Hertha Berlin have lashed out at those groups clashing in the German capital's neighbourhood of Moabit on Saturday.

Nearly 100 arrests were made when Hertha and Eintracht Frankfurt supporters clashed violently on a busy crossroads in the neighbourhood of Moabit before their Bundesliga game on Saturday.

While the background of the clashes between the fan groups, which led to 96 arrests by Berlin's police and six injured people, remains subject to a police investigation, Hertha sporting executive Michael Preetz has made it clear that those arrested have no place inside a Bundesliga stadium.

"We don't want those people in a football stadium," Preetz said in local paper BZ, adding that there is only so much a football club can do outside their own premises.

"No club official wants to see those scenes in connection with a match. In our eyes, they are not fans. We will try to identify whoever is willing to resort to violence on streets. We don't call them fans, but rather criminals."

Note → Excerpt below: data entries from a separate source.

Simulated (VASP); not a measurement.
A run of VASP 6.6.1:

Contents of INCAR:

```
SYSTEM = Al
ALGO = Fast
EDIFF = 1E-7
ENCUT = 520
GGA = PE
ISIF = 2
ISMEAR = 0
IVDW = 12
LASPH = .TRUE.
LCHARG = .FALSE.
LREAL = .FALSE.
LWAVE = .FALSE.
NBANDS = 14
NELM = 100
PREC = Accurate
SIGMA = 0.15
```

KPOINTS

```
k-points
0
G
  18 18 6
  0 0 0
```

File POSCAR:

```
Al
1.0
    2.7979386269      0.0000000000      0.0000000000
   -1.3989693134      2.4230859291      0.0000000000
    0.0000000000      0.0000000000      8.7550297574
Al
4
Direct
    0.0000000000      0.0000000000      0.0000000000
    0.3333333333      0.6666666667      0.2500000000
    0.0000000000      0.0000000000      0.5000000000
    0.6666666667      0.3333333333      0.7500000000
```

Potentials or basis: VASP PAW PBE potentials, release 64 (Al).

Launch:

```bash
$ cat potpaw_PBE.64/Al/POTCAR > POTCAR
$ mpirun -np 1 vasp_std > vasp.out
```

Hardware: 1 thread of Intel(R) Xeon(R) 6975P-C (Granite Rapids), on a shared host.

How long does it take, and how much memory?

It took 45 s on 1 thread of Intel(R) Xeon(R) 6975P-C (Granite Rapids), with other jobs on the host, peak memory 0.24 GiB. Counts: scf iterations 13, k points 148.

Beusselstrasse in Moabit is home to one of the meeting points of Hertha ultras, and Preetz said that according to the club's sources Frankfurt supporters made their way to "die-hard Hertha fans."

Preetz was backed by the club's fan liaison officer Donato Melillo in Berliner Zeitung.

"A case can be made that the [Hertha ultras group] Harlekins were surprised in their bar," he said.

Also in Berliner Zeitung, fan expert Jonas Gabler said he wasn't suprised by the riots because "the conflict has been grinding on for a longer time."